Hacker News new | ask | show | jobs
by thaumasiotes 2775 days ago
> It is not that uncommon for humans to be uncertain about what they are looking at, but the first thing about such occurrences is that the human is usually aware of the fact that they are having a problem, and the second thing is that they take steps to resolve it

This is true, but step one is "move your head" (or in your words, "get a better view" -- but you get more value from just the fact that your head is in a different place than from the possibility of a better angle on whatever you're looking at).
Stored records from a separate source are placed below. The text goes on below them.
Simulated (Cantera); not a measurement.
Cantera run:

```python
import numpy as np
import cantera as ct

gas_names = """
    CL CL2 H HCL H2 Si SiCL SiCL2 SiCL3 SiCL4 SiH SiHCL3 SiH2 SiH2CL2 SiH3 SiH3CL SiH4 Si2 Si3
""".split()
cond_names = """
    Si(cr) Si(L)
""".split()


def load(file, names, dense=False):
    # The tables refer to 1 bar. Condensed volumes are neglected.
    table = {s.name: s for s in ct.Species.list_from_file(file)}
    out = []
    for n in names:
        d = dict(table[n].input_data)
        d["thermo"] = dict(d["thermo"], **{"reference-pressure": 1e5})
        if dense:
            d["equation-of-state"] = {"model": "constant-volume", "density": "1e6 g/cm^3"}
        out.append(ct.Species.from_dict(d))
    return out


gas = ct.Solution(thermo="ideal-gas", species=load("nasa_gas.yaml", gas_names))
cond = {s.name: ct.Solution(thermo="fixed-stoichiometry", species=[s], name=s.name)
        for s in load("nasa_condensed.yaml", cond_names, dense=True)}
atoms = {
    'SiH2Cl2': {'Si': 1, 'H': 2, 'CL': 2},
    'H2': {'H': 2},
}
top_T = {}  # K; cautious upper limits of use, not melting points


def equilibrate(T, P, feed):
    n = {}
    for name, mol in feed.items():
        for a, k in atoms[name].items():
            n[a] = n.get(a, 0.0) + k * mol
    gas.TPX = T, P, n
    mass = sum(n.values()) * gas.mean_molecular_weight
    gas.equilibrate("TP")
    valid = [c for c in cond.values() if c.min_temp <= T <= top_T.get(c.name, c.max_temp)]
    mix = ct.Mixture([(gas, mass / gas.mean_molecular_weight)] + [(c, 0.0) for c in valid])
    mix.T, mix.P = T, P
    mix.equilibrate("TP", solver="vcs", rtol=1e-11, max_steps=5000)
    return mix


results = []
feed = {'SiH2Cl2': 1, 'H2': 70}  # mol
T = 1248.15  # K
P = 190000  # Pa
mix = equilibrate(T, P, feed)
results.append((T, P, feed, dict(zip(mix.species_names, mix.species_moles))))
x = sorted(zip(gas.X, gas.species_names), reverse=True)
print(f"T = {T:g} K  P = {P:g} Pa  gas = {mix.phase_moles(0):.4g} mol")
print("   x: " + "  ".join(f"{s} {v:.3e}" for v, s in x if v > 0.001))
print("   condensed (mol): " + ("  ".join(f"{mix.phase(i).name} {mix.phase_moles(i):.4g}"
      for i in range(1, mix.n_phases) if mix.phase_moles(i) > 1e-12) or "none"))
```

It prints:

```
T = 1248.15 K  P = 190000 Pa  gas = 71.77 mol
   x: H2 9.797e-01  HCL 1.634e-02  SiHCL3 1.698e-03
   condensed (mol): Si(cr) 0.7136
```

That strategy doesn't work at all when you're trying to classify static images rather than physical objects.

2 comments

That raises the interesting question of how object recognition in streams of images is progressing, beyond being just object recognition within the individual frames. Humans are capable of extracting a lot of additional information in such situations, and are actually helped when the perspective on a given object changes. One cannot give current machine vision a pass if, through lacking this capability, it is under-performing.

And moving one's head to get a a better view is only one thing that a human might do. Firstly, of course, we must recognize that we are having a difficulty, and current machine vision seems to be somewhat deficient in this regard. Then, even without being able to get a different perspective, we will do things like make guesses as to what might be there (using our extensive semantic models of the world) and figure out if they might be a good fit to what we see, and/or we might try to extract specific features of the problematic area and search our memories for objects that might plausibly match, bearing in mind that it might be from a different perspective than we are accustomed to. We are also quite good at estimating whether an object might be a problem for us, even if we have not positively identified it. There is a lot more to it than just moving one's head.

GP's statement applies as much to observing objects in 3D space as it does to looking at photos, where just moving your head ain't gonna help you much. Optical illusions are great to study this process, because most of them are delivered in form of flat images on paper or computer screen.
Optical illusions are delivered as flat images because moving your head doesn't affect those.